I have been searching on documentations and wikis for Haskell's type constraints in function signatures. Unfortunately, I wasn't able to find a satisfactory answer.
At this time, I consider myself as a beginner, so I would like to ask your comprehension if you see misuse of technical terms or lack of advanced knowledge on this topic.
Consider a real example given by the function signature below:
count :: (Eq e, Num n) => e -> [e] -> n -> n
This function has the type constraints: Eq and Num, each one with exactly one variable, respectively: e and n. I could have provided a simpler signature with only one constraint too (e.g. foo :: Eq a => a -> Bool).
But what about the following?
Consider the hypothetical examples. I thought of them trying to represent multiple variables that belong to the same type constraint.

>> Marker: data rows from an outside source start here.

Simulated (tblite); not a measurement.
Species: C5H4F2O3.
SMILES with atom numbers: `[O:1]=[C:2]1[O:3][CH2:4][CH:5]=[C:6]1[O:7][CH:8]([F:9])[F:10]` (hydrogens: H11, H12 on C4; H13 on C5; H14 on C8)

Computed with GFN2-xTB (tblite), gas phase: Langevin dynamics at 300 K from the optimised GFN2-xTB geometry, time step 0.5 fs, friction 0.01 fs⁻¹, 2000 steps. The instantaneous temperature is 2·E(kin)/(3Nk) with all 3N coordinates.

-- As far as I tested, the examples below are incorrect
-- and do not reflect proper Haskell syntax
foo :: (Num a b c) => use the variables here
or
foo :: Num a, b, c => use the variables here
Can we specify more than one variable in the same constraint, like I tried above? Would I have to specify them individually?
foo :: Eq a, Eq b ... => use the variables here
Is there any case in which one would use multiple type variables of the same type, what impacts does this bring?
Edit - May 1, 2023: I accepted Ben’s answer because it contains a thorough explanation and is very detailed. I really found it to be clarifying and constructive as he complements the discussion, pointing out to Joseph’s answers, which is extremely relevant.
The syntax for constraints is that left of the => arrow you must have a single thing of kind Constraint.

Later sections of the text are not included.